The Okhla waste composting plant, which earned Rs 25 lakh as carbon credits from the United Nations Framework Convention on Climate Change in 2013, can find no takers for the compost it produces.
Speaking at a roundtable discussion on ‘Managing Delhi’s Solid Waste’ under the Delhi Matters series, South Delhi Municipal Corporation chief engineer Umesh Sachdeva said the plant produces close to 40 metric tonnes of compost per day, but has not managed to find many people willing to use it.
“The compost we produce hardly has any takers. Farmers feel that since the compost has been made from garbage, it will not add value to their fields. A change in mindset is required,” he said. The plant was set up in 2008 and has a capacity of 200 metric tonnes.
Delhi generates close to 10,000 metric tonnes of garbage every day. Of this, experts say, close to 50% is what can be composted and turned into fertiliser.
The experiments in this direction have largely been unsuccessful. In Pune, the composting plant under the Pune Municipal Corporation generates around 9,000 metric tonnes of compost per month. Of this, only 2,000 tonnes is used and the rest remains in the depots. Problems have been seen in the auction of compost in Goa as well.

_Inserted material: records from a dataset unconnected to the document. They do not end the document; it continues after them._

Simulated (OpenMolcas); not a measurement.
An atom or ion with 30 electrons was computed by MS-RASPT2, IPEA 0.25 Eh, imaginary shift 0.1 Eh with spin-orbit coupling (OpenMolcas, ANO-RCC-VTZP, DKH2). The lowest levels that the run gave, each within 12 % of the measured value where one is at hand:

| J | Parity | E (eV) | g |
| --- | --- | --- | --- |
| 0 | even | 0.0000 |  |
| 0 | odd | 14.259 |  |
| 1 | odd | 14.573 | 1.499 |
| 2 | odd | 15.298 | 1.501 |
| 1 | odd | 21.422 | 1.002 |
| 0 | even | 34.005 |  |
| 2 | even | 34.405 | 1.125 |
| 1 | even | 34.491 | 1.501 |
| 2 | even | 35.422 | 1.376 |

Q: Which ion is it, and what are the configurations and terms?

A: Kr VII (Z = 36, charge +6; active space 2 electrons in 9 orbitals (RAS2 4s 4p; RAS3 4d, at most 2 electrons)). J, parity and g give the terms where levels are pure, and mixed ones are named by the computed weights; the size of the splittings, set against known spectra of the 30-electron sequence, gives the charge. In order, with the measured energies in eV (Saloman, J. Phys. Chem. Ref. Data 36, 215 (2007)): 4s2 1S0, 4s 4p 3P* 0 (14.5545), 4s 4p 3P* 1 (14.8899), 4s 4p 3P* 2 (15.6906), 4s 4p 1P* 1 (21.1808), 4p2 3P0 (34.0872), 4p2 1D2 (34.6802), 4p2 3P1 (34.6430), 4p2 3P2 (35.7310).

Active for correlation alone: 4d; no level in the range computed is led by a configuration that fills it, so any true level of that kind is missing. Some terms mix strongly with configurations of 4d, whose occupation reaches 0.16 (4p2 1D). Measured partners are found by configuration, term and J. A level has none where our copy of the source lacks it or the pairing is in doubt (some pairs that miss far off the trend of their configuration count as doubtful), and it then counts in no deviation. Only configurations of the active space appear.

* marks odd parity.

According to Deepak Aggarwal, senior vice president of IL&FS, which runs many composting plants in India, soil quality over the years has deteriorated with decreasing carbon levels.
“Carbon content of soil has decreased considerably over the years. According to studies, only 29 per cent of chemical fertiliser is absorbed in the soil, resulting in massive wastage and loss. There is a need to move to compost in agriculture and horticulture but the move has been very slow. In Pune, for example, compost is finding no takers,” he said.
Representatives from the Centre for Science and Environment, Swati Singh Sambyal, Chintan, Chitra Mujherjee, both working in the field of waste management, emphasised on the need to start segregation at homes so that the nature of waste sent to landfills changes.